The proposal largely seeks to ramp up weapons production for European militaries for years to come. But it also could help the economic bloc’s member nations meet a deadline to deliver a million rounds of ammunition to Ukraine this year, said Thierry Breton, the European Union’s trade commissioner.

It does not, however, settle an internal rift over whether a separate E.U. fund could be used to buy munitions from outside Europe — including the United States and South Korea — to make good on the promise to Ukraine.

Announcing the new plan in Brussels, Mr. Breton said Russia’s full-scale invasion of Ukraine had exposed shortfalls in Europe’s defense industry, and the effect that years of relative peace had taken on its production capacity.

In recent visits to 11 European countries, Mr. Breton toured weapons manufacturers that he said could still build the kinds of ammunition that Ukraine needs most — namely NATO-caliber 155-millimeter rounds and Soviet-era 122-millimeter shells — but not quickly.

“When it comes to the timing, it’s not aligned with our immediate needs,” he said. “And that’s why we needed to give them a boost.”

“The European defense industry has to see how we can move into this war economy mode, and they’re not ready for that yet,” Mr. Breton said. “So the will is there, but they’re not ready yet in practice.”

Beyond providing the money to weapons producers, the plan also requires closer monitoring of supply chains to make sure that gunpowder, parts, machinery and other equipment needed to build ammunition is not delayed.

Only weapons manufacturers in the E.U. and Norway — a major ammunition producer — are eligible for the new funding because it comes out of the bloc’s operating budget.

The new plan comes on top of an earlier, €2 billion proposal in March that set the 12-month deadline for supplying ammunition to Ukraine.

At that point, officials said arms manufacturers in the E. U. were able to produce about 650,000 rounds of all types of ammunition annually. Experts have said production of 155-millimeter shells — in high demand in Ukraine — amounted to about 300,000 rounds in 2022.

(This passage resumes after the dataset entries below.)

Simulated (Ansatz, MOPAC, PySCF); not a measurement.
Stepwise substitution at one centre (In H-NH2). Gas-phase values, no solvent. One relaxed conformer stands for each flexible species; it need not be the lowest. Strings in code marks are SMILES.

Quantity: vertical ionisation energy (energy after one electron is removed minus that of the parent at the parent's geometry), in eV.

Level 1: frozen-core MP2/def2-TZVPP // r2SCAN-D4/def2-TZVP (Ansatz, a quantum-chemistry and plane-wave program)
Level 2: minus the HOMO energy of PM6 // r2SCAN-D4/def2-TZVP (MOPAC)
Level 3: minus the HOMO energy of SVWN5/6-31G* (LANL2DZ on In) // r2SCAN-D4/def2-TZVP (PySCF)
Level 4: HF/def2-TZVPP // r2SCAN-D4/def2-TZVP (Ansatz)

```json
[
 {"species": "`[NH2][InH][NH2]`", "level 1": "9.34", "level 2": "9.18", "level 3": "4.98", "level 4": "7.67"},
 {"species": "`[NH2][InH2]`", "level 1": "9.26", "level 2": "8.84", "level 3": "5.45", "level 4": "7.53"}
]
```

Importantly, Mr. Breton said that the one million rounds could include different types of munitions — whether 155-millimeter caliber shells, missiles or otherwise. That is a shift from comments made in March by E.U. officials who said then that the goal was to arm Ukraine with one million 155-millimeter shells this year.

Although Mr. Breton expressed anew on Wednesday that the deadline would be met — he said he was “confident” that Europe could scale up production to meet its goal — other E.U. member states are skeptical.

That has set off a disagreement over whether funds allocated to the earlier €2 billion proposal should be used to buy ammunition from producers outside Europe. Half of the money in that plan would also be used to reimburse member states that are donating ammunition from their own military stockpiles.

In the meantime, Mr. Breton said, the new funds could be approved as soon as next month if, as expected, the plan introduced on Wednesday breezes through the bloc’s sometimes complex lawmaking process.

But it could take months or even years before Europe’s defense industry can churn out the number of munitions that Ukraine desperately needs, given the time it takes to buy new machines, build new warehouses and hire skilled workers to produce them.

Camille Grand, a former NATO assistant secretary general for defense investment who now works at the European Council on Foreign Relations, said the new proposal would have a “very positive role” in supplying Ukraine. But, he added, “I’m not 100 percent sure that it will have an immediate effect.”